Rerouted traffic continuing to trek slowly through area


Interstate 75 northbound traffic travels east on County Road 318 in Marion County following a multi-car pile up that closed I-75 from the Irvine/Orange Lake exit all the way to Archer Road in Alachua County on Sunday.

Doug Finger/The Gainesville Sun
Published: Sunday, January 29, 2012 at 1:55 p.m.
Last Modified: Sunday, January 29, 2012 at 1:55 p.m.

Suzannne Gotro huddled over a map Sunday morning at a Williston Road gas station with Ruth Cook of Nashville, dispensing directions around the blockade on Interstate 75.

It was a scene that unfolded Sunday around Gainesville as people found themselves blocked from the main artery through North Central Florida.

The interstate and U.S. 441 were both closed in the early morning hours after smoke from a wildfire on Paynes Prairie severely reduced visibility, resulting in crashes on both highways. On I-75, at least nine people were killed and 18 injured in crashes involving about 20 vehicles.

Traffic was routed through U.S. 301 in Hawthorne and U.S. 27 in Williston until authorities reopened 441 at about 11 a.m.

Still, Gainesville remained congested around the I-75 exit at Williston Road and the intersection of Williston and Southwest 13th Street, the name for 441 through Gainesville.

The Cooks were heading to their Florida home in Estero, but the closure found them in unfamiliar territory.

“As long as we can follow the interstate, we're fine,” Ruth Cook said.

George Cook said the inconvenience was minor.

“We're retired so it don't matter when we get there,” he said.

Gainesville Police Lt. Whitney Scout said traffic along Williston Road near the interstate was very congested, although no minor accidents had been reported as of 10 a.m.

“If they can divert at the north end of town and head east or west, I would definitely ask them to do that,” she said. “There's a huge amount of congestion all along Williston.”

By comparison, Scout said, Archer Road seemed to have the typical amount of traffic.

“We're telling them it's going to take a long time today (to get to Ocala),” she said.

At noon, 441 looked like an interstate itself, with a stream of semitrailers, RVs and out-of-state vehicles heading north and south to get back to I-75.

Observing the detour at 441 and Williston Road, Alachua County Sheriff's Sgt. Cory Hanson said that while traffic was heavy, there seemed to be few issues.

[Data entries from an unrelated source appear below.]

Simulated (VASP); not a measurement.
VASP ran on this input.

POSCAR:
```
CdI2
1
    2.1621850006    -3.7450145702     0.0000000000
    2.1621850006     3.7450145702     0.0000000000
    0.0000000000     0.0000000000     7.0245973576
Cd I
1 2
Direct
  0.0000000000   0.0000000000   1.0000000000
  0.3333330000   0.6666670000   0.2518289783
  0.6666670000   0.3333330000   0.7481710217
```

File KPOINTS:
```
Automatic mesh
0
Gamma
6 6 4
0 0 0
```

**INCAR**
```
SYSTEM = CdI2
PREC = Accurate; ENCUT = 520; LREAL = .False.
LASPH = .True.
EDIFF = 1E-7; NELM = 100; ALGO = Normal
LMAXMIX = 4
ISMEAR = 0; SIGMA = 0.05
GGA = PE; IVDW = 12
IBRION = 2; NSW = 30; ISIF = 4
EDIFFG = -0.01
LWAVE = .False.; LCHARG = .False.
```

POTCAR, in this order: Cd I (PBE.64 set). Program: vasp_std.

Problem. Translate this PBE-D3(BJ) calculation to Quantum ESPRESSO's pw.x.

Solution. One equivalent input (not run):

“For the most part, everything seems to be running smoothly,” Hanson said.

Jackie Pittman, assistant manager at the Kangaroo gas station at U.S. 441 and Williston Road, said she spent much of Sunday morning directing customers around the blockade.

One man walked in and asked for directions to get to work in Ocala.

“I've heard four casualties, eight casualties, then 16,” she said.

Just across the street, Alachua County Sheriff's Office deputies had the intersection blocked with vehicles and emergency sticks but seemed to let a few vehicles through.

Pittman said some customers were frustrated because they lived just a few miles south. They reported that deputies allowed them to pass through the blockade to return home.